I know about Ophiuccus and shit-just crap. There is the Tropical Zodiac which uses the Sun-Earth relations to define the signs of the zodiac, and there's Sidereal Zodiac, which is based on the Constellations.
That's the "inadequacy" I've been talking about. 

Most people only know about the Tropical Zodiac, but the fact that the original signs had to do with seasons rather than the constellations was pure assumption. Ancient astrologers based their signs on the constellations.
However, since the Tropical is most commonly used, most people who get into astrology learn to wrongly identify certain types of energies as belonging to a certain sign, when they belong to another.

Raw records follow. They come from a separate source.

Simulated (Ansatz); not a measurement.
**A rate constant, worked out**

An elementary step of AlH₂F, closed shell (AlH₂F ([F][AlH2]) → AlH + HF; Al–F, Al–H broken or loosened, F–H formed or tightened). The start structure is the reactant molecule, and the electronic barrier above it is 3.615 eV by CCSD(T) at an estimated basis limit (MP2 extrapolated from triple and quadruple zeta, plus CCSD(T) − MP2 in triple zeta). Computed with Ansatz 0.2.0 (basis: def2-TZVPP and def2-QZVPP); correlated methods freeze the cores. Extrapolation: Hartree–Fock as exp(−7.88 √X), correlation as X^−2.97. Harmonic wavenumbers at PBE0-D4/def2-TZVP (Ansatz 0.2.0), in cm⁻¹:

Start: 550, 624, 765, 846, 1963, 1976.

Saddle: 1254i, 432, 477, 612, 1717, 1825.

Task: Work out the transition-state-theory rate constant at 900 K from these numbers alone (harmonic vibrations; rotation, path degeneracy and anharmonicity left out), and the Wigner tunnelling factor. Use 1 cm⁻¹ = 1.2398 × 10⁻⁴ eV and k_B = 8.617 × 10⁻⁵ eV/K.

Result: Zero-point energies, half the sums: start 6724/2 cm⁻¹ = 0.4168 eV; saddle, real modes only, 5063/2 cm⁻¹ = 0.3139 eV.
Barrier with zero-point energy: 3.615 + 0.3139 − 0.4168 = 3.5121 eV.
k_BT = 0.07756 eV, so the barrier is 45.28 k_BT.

But, despite that, there is a bedrock to astrology-which are planetary aspects. Those don't depend on the zodiac signs, and they always tell the truth.

I am not talking about personality analysis-although that works as well, but mostly synastry- meaning relationship-oriented astrology.


----------



## Mantis (Feb 7, 2010)

so, jdmn,
maybe Scorpio sounds more like you? Astrology Zodiac Sign: Scorpio

Besides, appart from the Sun's position in the Zodiac, you also have to look at 6 other planets, plus the Ascendant.


----------



## Lucretius (Sep 10, 2009)

It's a fine example of the Barnum effect.


----------



## Slkmcphee (Oct 19, 2009)

I think it's all bunk.

I am supposed to be a Capricorn. That works for my personality.
However...my husband's birthday is the day after mine...he is an ISFP. There's no way that he is a "Capricorn." 

When I taught Romeo & Juliet (star-cross'd lovers) to freshmen, I made them check their horoscopes from the previous day for the entire unit (Elizabethans were notoriously superstitious). They were checking for accuracy and applicability. They also analyzed the language (ever notice that there is one "higher-level" word in each horoscope? Lends "credibility"). 

Anyway, I believe I did my part to dissuade my students from believing in it. Most had an accuracy level under 20%.


----------



## very bored (Jul 6, 2009)

Azrael said:


> It's a fine example of the Barnum effect.


Forer effect - Wikipedia, the free encyclopedia

I agree, but I just wanted to give a link since I had to look that up. I'm surprised so many people think that the calendar day on which a person is born determines their personality.


----------



## HannibalLecter (Apr 18, 2010)

JHBowden said:


> What evidence is there that astrology is true?
> 
> Oh, there is none. That means it's bullshit!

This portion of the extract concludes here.